The warden on this page from Flash #174. And the guard too.Seriously, what kind of idiot looks at the Mirror Master polishing a mirror and doesn’t think “Uh-oh”? Certainly not the warden in Flash #136, who wouldn’t let Scudder near any sort of mirror (he made one anyway). Nor in Flash #219 —— in which the Mirror Master has to go to absurd lengths to create a homemade reflecting surface.
Apparently somewhere in-between those stories, the penal system hired an idiot. Admittedly those other yarns show Scudder would have found a way to bust out eventually, but still.
On the bright side, the John Broome/Carmine Infantino story does boast one of my favorite covers.#SFWApro. Flash #219 cover by Nicholas Cardy, everything else is Infantino.

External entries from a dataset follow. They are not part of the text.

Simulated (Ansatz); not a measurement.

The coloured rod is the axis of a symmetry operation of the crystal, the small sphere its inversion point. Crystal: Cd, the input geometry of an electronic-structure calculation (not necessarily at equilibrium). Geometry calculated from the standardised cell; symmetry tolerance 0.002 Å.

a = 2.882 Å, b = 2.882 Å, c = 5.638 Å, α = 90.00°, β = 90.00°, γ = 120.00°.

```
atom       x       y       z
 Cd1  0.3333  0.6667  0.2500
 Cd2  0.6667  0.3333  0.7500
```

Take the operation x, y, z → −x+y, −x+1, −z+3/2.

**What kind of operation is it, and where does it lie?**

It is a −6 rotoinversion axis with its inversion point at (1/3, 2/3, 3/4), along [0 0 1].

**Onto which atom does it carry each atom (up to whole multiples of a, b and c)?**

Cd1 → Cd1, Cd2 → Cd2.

I always liked Mirror Master, though I never quite understood the point of his headgear. It looks vaguely like an amateur wrestler’s headgear, or possibly a boxer’s sparring headgear, at times, but if is just a weird design. Never seemed to have any function, either.
I don’t think any of Flash’s Rogue’s Gallery were terribly functionalist in their costume design (except Heat Wave) but you’re right, it is an odd detail.
I swear I’ve seen the ‘this villain is notorious for doing X, so I’ll just ignore him doing X’ trope elsewhere, but I can’t remember where.
Same here.
The most obvious example is anyone letting Luthor work with any sort of technical equipment, even the prison workshop’s stuff.
That is a really nice cover, I love how the villains interact with the title itself. Great job by the artist.
Infantino. He loved doing title/character interactions although he says marketing grumbled about them.